After the fifth grade, he stayed home to help his father make a living.
In approximately 1928 or 1929, 94 students attended the Mount Pleasant School, which had two teachers. Some of the kids had to walk more than four miles to school each morning and evening.
Henderson recalls the kids had a lot of fun walking to school. A 12- inch board was used to cross Sulphur Creek. Sometimes someone would fall in the creek and get wet.
Sunday School classes also were taught at the Mount Pleasant School for about a year. Henderson recalls these classes were held either during his first or second grade of school and then discontinued for unknown reasons.
One incident he remembered about the school was hauling sand for the playground. Henderson, his brother Richard and their friend Sanford used a horse-drawn spring wagon to get some sand. They loaded too much into the small wagon. They made it to the top of the hill but when they started down, the wagon broke in the middle.

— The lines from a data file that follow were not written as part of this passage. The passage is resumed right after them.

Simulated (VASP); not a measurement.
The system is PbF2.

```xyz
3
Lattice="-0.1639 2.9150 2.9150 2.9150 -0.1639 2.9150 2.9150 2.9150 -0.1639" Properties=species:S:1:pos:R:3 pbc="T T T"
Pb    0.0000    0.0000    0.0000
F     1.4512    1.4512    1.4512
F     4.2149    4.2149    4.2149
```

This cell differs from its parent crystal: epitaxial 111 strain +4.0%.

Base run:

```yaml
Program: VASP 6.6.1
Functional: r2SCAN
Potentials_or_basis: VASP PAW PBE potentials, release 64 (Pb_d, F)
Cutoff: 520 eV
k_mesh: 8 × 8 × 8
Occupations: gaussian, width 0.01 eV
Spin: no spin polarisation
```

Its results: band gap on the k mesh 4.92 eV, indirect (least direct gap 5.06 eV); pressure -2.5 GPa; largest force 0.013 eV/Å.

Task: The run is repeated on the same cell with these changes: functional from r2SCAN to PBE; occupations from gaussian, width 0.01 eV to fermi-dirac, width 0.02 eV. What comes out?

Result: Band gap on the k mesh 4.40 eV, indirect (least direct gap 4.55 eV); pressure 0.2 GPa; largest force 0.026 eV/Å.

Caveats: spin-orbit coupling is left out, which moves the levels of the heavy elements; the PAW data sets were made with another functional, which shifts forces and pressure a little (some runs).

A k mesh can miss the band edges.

The front wheels came out from under the wagon, and the horse started running. Sanford fell off onto the left wheel and got hurt. The Henderson brothers hit the ground in front of the wagon. The horse ran off down near the school and stopped with the front wheel.
That night Henderson went to bed early, hoping to avoid a spanking, but his brother got a whipping for choosing the spring wagon instead of the larger wagon.
In recalling what the Mount Pleasant School was like in the 1930s, Henderson said, “In those days, we had no football to play. We had baseball to play with other schools. Either they would come to our home, or we to theirs.
“We had a basketball team at our school with about six players,” he continued. “All the schools would get together and go to Lampasas. They would call it ‘Country Meet.’ We got second place that year [1933-34]. That’s how we would find out who was the best team for that year.”
The boys on the team were Jack Montgomery, his brothers Luke Montgomery and Earnest Montgomery, Henderson’s brother Bob, Jack Rainwater and Forest Rainwater.
“That year, we played Center School for a playoff, and the Garner boys beat us by a point or two,” Henderson said. “I don’t know what all their names were, but Center School got first place that year.”
The girls in school played tennis and had a basketball court to play on, too. All the kids played a lot of different kinds of games. Henderson recalls a 15-minute recess in the morning, and then an hour for dinner and 15 minutes in the afternoon for a break. The breaks were used to walk to the outdoor outhouse.
“We had a lot of fun back in those days,” Henderson said. “We would have box suppers and pie suppers. At each one, you could bid on a box you wanted to eat with a pretty girl. We had ice cream suppers where everyone would bring a freezer of ice cream to eat.”
At Christmas, the students would put up a big tree at the school, Henderson remembers. “We did not have much to put on the tree, but they always put a few little things under that tree for us.”
The school closed as the younger population declined in the area. Students then were taken by pickup truck to Lampasas for school. The pickup had a wooden box over the bed for the kids to ride to school.
In the 1940s during World War II, the Alexander family home burned, and the vacant Mount Pleasant School was torn down and used to rebuild the home.